Elementary Science Living Science

A Gentle Start to Formal Science in Form 2

By the time a child enters Form 2, they’ve been preparing for formal science for several years—they’ve been watching birds build nests, studying snowflakes through a hand lens, and asking why the sun is lower in the sky in the winter. In short, they’ve been laying the foundation for scientific thought through wonder and observation.

Charlotte Mason believed that before a child was given scientific explanations, they needed experiences. She said, “There is no part of a child’s education more important than that he should lay, by his own observation, a wide basis of facts towards scientific knowledge in the future.” (Vol. 1, p. 264)

Now that they are around age 9 or 10, students are ready for formal science because they are beginning to think more abstractly. Their ability to ask “why?” deepens, and they can begin to explore causes and principles—not just phenomena. Charlotte Mason assigned The Sciences by Edward Holden for this stage because it honored that shift in thinking. It offered living ideas, explained in simple words, hands-on experiments, and a broad view of science—all without dulling curiosity or overburdening children with terminology.

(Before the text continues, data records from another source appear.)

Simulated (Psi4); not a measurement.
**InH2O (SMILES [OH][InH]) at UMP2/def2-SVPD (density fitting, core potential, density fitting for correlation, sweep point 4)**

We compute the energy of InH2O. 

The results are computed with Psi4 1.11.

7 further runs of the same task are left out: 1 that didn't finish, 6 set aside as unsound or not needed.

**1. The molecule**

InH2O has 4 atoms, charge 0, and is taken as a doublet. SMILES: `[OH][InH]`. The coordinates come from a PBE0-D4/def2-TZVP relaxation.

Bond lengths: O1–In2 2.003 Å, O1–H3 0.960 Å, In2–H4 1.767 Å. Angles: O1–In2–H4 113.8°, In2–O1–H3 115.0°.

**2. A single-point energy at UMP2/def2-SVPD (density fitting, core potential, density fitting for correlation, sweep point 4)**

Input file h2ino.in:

But what makes science truly “living” in Form 2 isn’t just a book. It’s a method. In this post, we’ll look at how to teach science the Charlotte Mason way—through living books, narration, and experiments.

Living Books: Where Science Comes Alive

In a Charlotte Mason education, even science is taught through living books—not textbooks. These are books written by authors who love their subject and want to share it. Their voice is warm and engaging, their ideas are rich, and they draw the reader into a relationship with the topic.

In Miss Mason’s time, Holden’s book was one of the only resources that made formal science accessible to young students while retaining that sense of awe. She called it “a first-hand book,” written out of deep knowledge and a sincere desire to awaken the child’s understanding of the world. Charlotte Mason noted, “there is nothing scrappy and nothing hurried in the treatment of any topic,” (vol. 1, p. 266) which is part of what made the book so suitable for young learners. While some of its references are now dated, the spirit of the book still guides how we approach science in Form 2.

Fortunately, we have many excellent living books that speak more naturally to modern children while offering the same balance of truth and delight—many of which were written during the Golden Age of Children’s Literature. These books invite the child to form a relationship with the ideas—and with the natural world.

Narration: The Child’s Act of Knowing

Once a child has read (or heard) a living book, the next step is narration. In Mason’s method, narration is the child’s way of making knowledge his own. In science, this might look a little different than in literature—but it’s just as essential.

Through narration, a child processes:

  • cause and effect
  • sequences and systems
  • new vocabulary
  • and most importantly, the ideas behind what they’ve read

A Form 2 child might narrate orally, draw a diagram, explain a process to you, or even begin keeping written narrations in a science notebook. (Though written narration is not required until Form 3, some children may enjoy recording their discoveries this way.) You might hear things like:

  • “The reason we hear thunder after lightning is because light travels faster than sound.”
  • “A prism breaks white light into all the colors—like the ones we see in a rainbow.”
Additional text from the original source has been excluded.